Munich Re announced that its preliminary estimate of its consolidated results for 2010, “despite substantial losses,” is €2.43 billion [$3.35 billion], compared to €2.56 billion [$3.528 billion] in 2009. Profit for the fourth quarter totaled €480 million [$661.5 million], compared to €780 million [$1.075 billion for the same period in 2009.
CFO Jörg Schneider gave the following summary of the provisional figures: "Despite weighty major losses, which also affected us at the end of the year, we are presenting a good result. Our shareholders are to benefit without delay. With the proposed increase in the dividend to €6.25 [$8.61] per share and the continuation of our share buy-backs, we are maintaining our attractive dividend and capital repatriation policy.”
For 2011, Munich Re said it “expects a somewhat better technical result than in 2010 and a consolidated result of around the same level. Gross premiums written by the Group in the financial year 2010 rose significantly by almost 10 percent to €45.5 billion [$62.68 billion].”
The report also noted that based on preliminary figures the “ERGO Insurance Group, in which Munich Re has concentrated its primary insurance business, more than doubled its profit to €355 million [$489.3 million]” from €173 million [$238.4 million]last year.
Munich Re also explained that “natural hazard events, such as the long harsh winter extending well into spring and damage caused by floods, were responsible for considerably higher claims expenditure in 2010, especially in international business.”
Ergo’s combined ratio for the fourth quarter amounted to 100.4 percent, compared to 90.3 percent in Q4 2009. ERGO CEO Torsten Oletzky commented: “We invested a lot of effort in successfully launching the ERGO brand in the German insurance market. In the process, we managed to improve both our premium income and our result. I therefore regard 2010 as a good year for ERGO.”
Munich Re also noted that its “reinsurance business was marked by high claims costs for major losses in 2010. The reinsurance segment nevertheless contributed around €2.10 billion [$2.89 billion] to the consolidated result. Compared with the previous year, premium income grew by over 8 percent to €23.6 billion [$32.51 billion" compared to €21.8 billion [$30 billion], nearly €6 billion [$8.265 billion] of which came from the fourth quarter. Without currency translation effects, premium would have risen by 1.5 percent in 2010.”
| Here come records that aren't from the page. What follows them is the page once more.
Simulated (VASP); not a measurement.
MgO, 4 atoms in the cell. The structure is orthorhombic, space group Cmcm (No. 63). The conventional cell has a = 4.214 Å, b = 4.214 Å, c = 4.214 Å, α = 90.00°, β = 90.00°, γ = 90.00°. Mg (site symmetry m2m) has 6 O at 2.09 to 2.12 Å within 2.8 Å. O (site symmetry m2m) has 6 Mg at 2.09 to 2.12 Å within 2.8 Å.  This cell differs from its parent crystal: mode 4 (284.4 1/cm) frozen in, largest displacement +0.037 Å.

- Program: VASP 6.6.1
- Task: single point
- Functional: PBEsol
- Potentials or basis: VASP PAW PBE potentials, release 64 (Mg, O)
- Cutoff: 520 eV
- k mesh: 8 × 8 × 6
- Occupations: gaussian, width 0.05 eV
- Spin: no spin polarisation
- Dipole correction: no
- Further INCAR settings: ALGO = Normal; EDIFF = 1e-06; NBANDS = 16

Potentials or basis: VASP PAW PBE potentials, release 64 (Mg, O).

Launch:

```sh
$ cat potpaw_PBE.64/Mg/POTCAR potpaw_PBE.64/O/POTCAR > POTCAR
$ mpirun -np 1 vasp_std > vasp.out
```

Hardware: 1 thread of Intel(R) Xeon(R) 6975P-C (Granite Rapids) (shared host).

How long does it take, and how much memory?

The company’s reinsurance sector was also affected by the number of natural catastrophes, which occurred last year. Munich Re said its combined ratio in property-casualty reinsurance was 100.5 percent in 2010, compared to 95.3 percent in 2009.” It added that as a “consequence of the customary year-end review of reserves, the combined ratio includes a moderate reduction of claims provisions. The overall figure for the year contains 11.0 (1.4) percentage points for natural catastrophes, and the figure for the final three months 11.7 (–2.1) percentage points.”
Natural catastrophe losses amounted to around €1.56 billion [$2.15 billion] compared to €200 million in 2009 for the entire year. The largest loss event for Munich Re in 2010 was the devastating earthquake in Chile. For the earthquake in New Zealand, Munich Re is now reckoning with a claims burden of €340 million ($468.6 million].